Film Review – Angel Has Fallen
Angel Has Fallen
Every once and awhile, a little junk food cinema is good for the soul. Sure, there’s plenty of space for hard hitting examinations of society, delving deep into the complexities of life through mature writing, exquisite acting, and pitch perfect directing. Other times, it’s just a lot of fun to see stuff blow up. Action is cinematic by its very nature, allowing us to partake in all the suspense and thrill in the safety of a movie theater.

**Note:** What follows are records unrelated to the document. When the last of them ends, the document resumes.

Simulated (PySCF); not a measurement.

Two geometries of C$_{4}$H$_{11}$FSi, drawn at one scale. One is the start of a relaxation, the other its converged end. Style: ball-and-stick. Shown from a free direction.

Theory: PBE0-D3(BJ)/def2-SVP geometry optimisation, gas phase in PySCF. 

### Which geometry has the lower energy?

That’s where Angel Has Fallen (2019) comes into play. This is the third film of the Fallen series, with Olympus Has Fallen (2013) and London Has Fallen (2016) preceding it. These are not classic films – in fact, they are far from it. They operate in a throwback style, with tough guys engaging in hand to hand combat or epic shoot outs. This is the kind of stuff Arnold Schwarzenegger, Bruce Willis, or Sylvester Stallone thrived in decades ago. And I think that’s the same kind of arena Gerard Butler operates best in – where his biggest requirement is to simply look badass while taking down bad guys.
In fact, as Butler ages, he becomes a more interesting action lead. In Angel Has Fallen, his secret service agent, Mike Banning, is a little rough around the edges. We can see the wrinkles beginning to show, and the sculpted body of 300 (2006) has been replaced with a pudgy frame. After years of combat experience, Mike now suffers from headaches along with back and neck problems. His wife (Piper Perabo) wonders when he will stop living by the gun, just as U.S. President Trumbull (Morgan Freeman) considers appointing him director of the Secret Service. That’s a lot on one person’s plate, and we haven’t even got into the action.
While the screenplay (Matt Cook, Robert Mark Kamen, Ric Roman Waugh) attempts to give Banning these multiple character traits, it knows full well what the audience is coming in for, and it’s the action. When Banning is suspected of a plot to assassinate President Trumbull, he must go on the run to clear his name and bring the actual perpetrators to justice. In the meantime, Jada Pinkett Smith’s determined FBI agent hunts him down. If this premise sounds a little like the one from The Fugitive (1993), well, you wouldn’t be wrong. This is a throwback, after all.
In a time where action movies consist of super powered beings flying through the galaxy fighting purple skinned monsters, seeing a more grounded story comes as a breath of fresh air. The Fallen series isn’t going to go down as one of the great action franchises, but it has been marked with some nicely constructed set pieces. A nighttime car chase incorporates an extra bit of suspense given that it takes place in a forest on an unlit dirt road. The camera placement captures the flickering headlights through the shadows, warning us that at any moment the vehicles could crash into a tree or go flying over a ravine. There’s also a ton – and I mean a ton – of explosions. Michael Bay would be jealous of the amount of explosions set off here, it must be some kind of record. The special effects makes them appear real, especially during a hilarious set piece where Banning runs into his long lost father (Nick Nolte).
Fans of militaristic gunplay will get their money’s worth. Ric Roman Waugh’s direction and Jules O’Loughlin’s cinematography takes extra care of showing characters duck behind corners as bullets go flying over their heads. Shoot outs are big, loud, and messy. Thankfully, unlike other action pictures, we aren’t bombarded by a chaotic picture to the point where we are unable to grasp what’s going on. The sense of geography is expressed well. When a group of soldiers enter a room expecting to find someone, the camerawork and editing lays out where everyone is in relation to each other, and how one office could get mistaken for another.
I’m not going to try and convince you that the character development and dialogue are exceptional, because they aren’t. Everything operates as a slim foundation for the action to step on. Once Banning goes on his mission to clear his name, almost all of the emotional drama gets swept aside in service to the plot. Even Nick Nolte’s character – whose relationship with Mike is supposed to be a high point of narrative tension – just kind of sits there in neutral. You know the narrative doesn’t place much importance on character motivation when you have a villain that lays out a carefully planned scheme, realizes things aren’t going their way, and decides to throw it all out of the window and simply improvise the rest of the way.
Angel Has Fallen does what advertisements says it’ll do, and sometimes that’s all one can ask for. It arrives on the heels of another action franchise installment, Hobbs & Shaw (2019). Why did I like the former more than the latter? Why do some people like Burger King instead of McDonalds?